Spectrum of $\mathcal{O}(U)$

Question

Let $X=\operatorname{Spec}(A)$ be the spectrum of the comm. ring $A$ and let $\mathcal{O}$ be the associated sheaf of rings, i.e. for $U \subseteq X$ open, $\mathcal{O}(U)$ is the ring of all functions $s: U \to \prod_{p \in U}A_p$ such that for all $p \in U$ there is an open neigbourhood $V \subseteq U$ of $p$ and there are $a \in A, f \in A \setminus \bigcup_{q \in V}q$ with $s(q) = a/f$ for all $q \in V$.

Question: What is $\operatorname{Spec}\mathcal{O}(U)$ ?

There are two special cases for $U$ that are easy to handle:

(1) We have $\mathcal{O}(X)=A$ and thus $\operatorname{Spec}\mathcal{O}(U)(X)=X$.

(2) For a principal open subset $D(f),\, \,\mathcal{O}(D(f))=A_f$ and thus $\operatorname{Spec}\mathcal{O}(D(f))=D(f)$.

Therefore I suppose $\operatorname{Spec}\mathcal{O}(U)=U$. I found the map $$U \to \operatorname{Spec}\mathcal{O}(U),\, q \mapsto \mathcal{O}(U) \cap \prod_{p \in U} B_p$$ where $B_p: =A_p$ for $p \neq q$ and $B_q := qA_q$. But I'm not able to show that it is surjective.

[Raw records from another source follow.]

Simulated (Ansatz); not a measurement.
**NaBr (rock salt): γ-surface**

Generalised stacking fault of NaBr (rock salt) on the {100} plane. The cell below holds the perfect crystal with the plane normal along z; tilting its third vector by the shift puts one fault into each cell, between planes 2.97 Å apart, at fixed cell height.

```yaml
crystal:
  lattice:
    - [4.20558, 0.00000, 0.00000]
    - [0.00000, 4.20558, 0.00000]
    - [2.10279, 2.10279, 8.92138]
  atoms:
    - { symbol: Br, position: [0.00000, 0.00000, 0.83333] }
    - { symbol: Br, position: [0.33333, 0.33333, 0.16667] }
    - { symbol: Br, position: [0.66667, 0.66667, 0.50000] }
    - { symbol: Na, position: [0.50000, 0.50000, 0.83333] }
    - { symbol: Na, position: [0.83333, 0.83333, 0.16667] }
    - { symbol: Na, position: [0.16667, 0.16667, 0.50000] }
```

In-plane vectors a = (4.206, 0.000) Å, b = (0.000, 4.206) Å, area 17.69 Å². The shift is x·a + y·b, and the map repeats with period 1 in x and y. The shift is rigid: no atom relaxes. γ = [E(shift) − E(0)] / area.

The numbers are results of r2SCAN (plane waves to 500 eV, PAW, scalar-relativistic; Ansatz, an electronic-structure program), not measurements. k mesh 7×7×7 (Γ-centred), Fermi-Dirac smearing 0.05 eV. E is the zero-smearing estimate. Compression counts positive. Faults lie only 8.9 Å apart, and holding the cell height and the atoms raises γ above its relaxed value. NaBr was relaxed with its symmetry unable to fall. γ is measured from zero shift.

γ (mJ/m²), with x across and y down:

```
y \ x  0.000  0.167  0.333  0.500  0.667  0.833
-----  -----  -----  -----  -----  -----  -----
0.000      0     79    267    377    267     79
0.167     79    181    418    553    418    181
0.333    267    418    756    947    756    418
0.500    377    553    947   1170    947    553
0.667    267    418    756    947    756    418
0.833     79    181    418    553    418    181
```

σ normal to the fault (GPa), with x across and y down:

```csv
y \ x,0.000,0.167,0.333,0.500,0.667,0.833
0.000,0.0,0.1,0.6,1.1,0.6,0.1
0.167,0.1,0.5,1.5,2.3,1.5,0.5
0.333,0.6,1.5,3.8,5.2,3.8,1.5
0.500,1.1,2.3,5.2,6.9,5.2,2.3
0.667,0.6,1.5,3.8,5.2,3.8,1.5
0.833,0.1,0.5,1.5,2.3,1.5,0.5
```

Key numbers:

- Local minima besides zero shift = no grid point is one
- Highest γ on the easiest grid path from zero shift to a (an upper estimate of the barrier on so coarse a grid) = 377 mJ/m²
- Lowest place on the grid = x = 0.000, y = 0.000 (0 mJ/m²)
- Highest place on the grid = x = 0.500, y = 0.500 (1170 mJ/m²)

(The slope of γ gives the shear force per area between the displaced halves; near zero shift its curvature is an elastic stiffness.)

Any hint or reference is appreciated. Please note that the question is no homework, but an attempt to get a better understanding of the ring $\mathcal{O}(U)$.

Answer 1

Quite generally there exists for a completely arbitrary scheme $Y$ a canonical morphism of schemes $$j:Y\to \operatorname{Spec} \mathcal O(Y)$$ sending the point $y\in Y$ to the prime ideal $j(y)\subset \mathcal O(Y)$ consisting of those global functions $f\in \mathcal O(Y)$ vanishing at $y$ [which means that $f_y\in \mathfrak m_y\subset\mathcal O_{Y,y}$ where $\mathfrak m_y$ is the maximal ideal of the local ring $\mathcal O_{Y,y}$].
The key point is that $j$ is an isomorphism of schemes if and only if $Y$ is affine.

This can now be applied to your open subset $U\subset X=\operatorname{Spec} A$, thus obtaining the morphism $j:U\to \operatorname{Spec} \mathcal O(U)$.
This morphism will be an isomorphism iff $U$ is itself affine.
In general $j$ is only an open immersion: this is Lemma 27.15.4 in De Jong and collaborators' Stacks Project.
However $j$ needn't be surjective: a counterexample is obtained (as mentioned by Bruno in his comment to the question) by taking $X=\mathbb A^2_k=\operatorname{Spec}k[T_1,T_2]$ and $U=\mathbb A^2_k\setminus \{(0,0)\}$.
We have $\mathcal O(U)=k[T_1,T_2]$ and $j$ is the open immersion $$j:U=\mathbb A^2_k\setminus \{(0,0)\}\hookrightarrow \operatorname{Spec} \mathcal O(U)=\operatorname{Spec}k[T_1,T_2]=\mathbb A^2_k$$ whose image misses the origin $\{(0,0)\}$.

Answer 2

Just to add to Georges' answer, this map

$$ j: Y \to \operatorname{Spec}\mathcal{O}(Y) $$

is universal with respect to maps to affine space. That is, for any morphism $\varphi: Y \to \operatorname{Spec}A$, there is a unique morphism $\tilde{\varphi}: \operatorname{Spec}\mathcal{O}(Y) \to \operatorname{Spec}A$ such that the $\varphi = \tilde{\varphi}\circ j$. This follows from the natural isomorphism $\operatorname{Hom}_{Sch}(X, \operatorname{Spec}A) = \operatorname{Hom}_{CommRing}(A, \mathcal{O}(X))$. So in some sense $\operatorname{Spec}\mathcal{O}(Y)$ is the closest affine scheme to $Y$.